In defense of introverts
I am an introvert, let me just say. It surprises people sometimes when I declare myself as such, I suppose because I can be outgoing and personable, and because I do public speaking and am a “public figure,” at least in the realm of healthy living. But truthfully I am most myself when I am alone, with my family or with one or two close friends.
Recently I watched a fascinating TED Talk in praise of introverts and felt rather vindicated about my life-long secret tendency toward introversion. Speaker, author and researcher Susan Cain lays out a powerful argument in defense of introverts. Famous introverts throughout history – Eleanor Roosevelt and Gandhi among them – have made significant contributions to cultural enlightenment and social change, despite their personal aversion to drawing attention to themselves. They were driven to do what they thought was right even though doing so filled them with anxiety.
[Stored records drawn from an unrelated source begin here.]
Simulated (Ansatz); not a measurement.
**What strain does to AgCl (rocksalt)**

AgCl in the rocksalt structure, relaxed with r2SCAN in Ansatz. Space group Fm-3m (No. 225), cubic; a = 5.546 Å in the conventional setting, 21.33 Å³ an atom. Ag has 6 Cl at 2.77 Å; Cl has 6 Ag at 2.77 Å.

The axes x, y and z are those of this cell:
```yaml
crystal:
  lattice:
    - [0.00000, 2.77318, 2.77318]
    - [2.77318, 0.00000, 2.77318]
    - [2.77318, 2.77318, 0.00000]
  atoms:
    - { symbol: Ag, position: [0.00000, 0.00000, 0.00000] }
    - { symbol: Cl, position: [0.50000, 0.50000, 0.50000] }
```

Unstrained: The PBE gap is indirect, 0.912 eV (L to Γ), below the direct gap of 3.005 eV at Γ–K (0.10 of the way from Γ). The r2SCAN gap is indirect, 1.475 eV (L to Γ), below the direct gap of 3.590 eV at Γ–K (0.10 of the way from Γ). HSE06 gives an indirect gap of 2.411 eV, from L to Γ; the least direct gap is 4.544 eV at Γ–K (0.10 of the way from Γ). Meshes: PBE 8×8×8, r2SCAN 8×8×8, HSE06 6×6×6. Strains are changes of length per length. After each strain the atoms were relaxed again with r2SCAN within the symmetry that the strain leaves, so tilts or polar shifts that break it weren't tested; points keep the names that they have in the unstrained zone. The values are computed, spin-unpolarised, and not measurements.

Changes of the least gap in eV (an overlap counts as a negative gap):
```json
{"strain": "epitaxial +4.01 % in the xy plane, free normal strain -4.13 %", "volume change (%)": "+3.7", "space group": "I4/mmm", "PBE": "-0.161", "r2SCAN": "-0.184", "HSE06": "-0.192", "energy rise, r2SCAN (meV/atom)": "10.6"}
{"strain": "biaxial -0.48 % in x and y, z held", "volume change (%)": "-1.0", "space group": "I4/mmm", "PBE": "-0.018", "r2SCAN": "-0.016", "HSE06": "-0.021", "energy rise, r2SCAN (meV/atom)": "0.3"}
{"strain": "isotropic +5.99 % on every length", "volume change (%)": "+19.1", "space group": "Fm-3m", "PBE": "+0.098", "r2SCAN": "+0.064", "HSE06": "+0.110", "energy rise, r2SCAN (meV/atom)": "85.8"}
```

Ms. Cain rightly points out that we live in a culture where we value action over contemplation, and that “bold, assertive leadership” is the quintessential definition of a successful person. She concedes that good things happen when people collaborate, but that there is room for those of us who stand back and observe from a distance, too.
What does any of this have to do with weight loss or healthy living? Just this: I managed to get myself into a whole lotta trouble by not listening to my authentic voice. My entire life, I always felt slightly “off” – even shameful – as an introvert, so I kept it hidden. But doing so meant that I accepted other people’s definition of what made someone valuable. You were supposed to be gregarious, outgoing, involved. I’m not naturally any of those things, so I felt out of sync with myself. My discomfort made me feel anxious and unvalued, but I had no words to voice that anxiety so I stuffed it down the only way I knew how: with food.
Being an introvert isn’t either inherently good or bad. Nor does it make a person more or less inclined to be success at weight loss. It’s just kind of like being left-handed: not the norm. But some of the world’s most creative people are left-handed, and maybe a few of them are introverts too. I’ve learned that it’s okay to prefer solitude. It’s okay to enjoy autonomy and to spend time in quiet contemplation. The world needs people like us, too.
And while I may feel my most creative and productive when I’m alone, I’ve also learned that I benefit tremendously when I reach out. It’s a push outside of my comfort zone that gives me perspective and expands my empathy for others.
So maybe I’m an “extroverted introvert.” Being public about my flaws and my failings raises every red flag I have. But being okay with that discomfort is part of what helps me grow, and part of what makes this introvert okay with just being who she is. And BTW, can I get this shirt?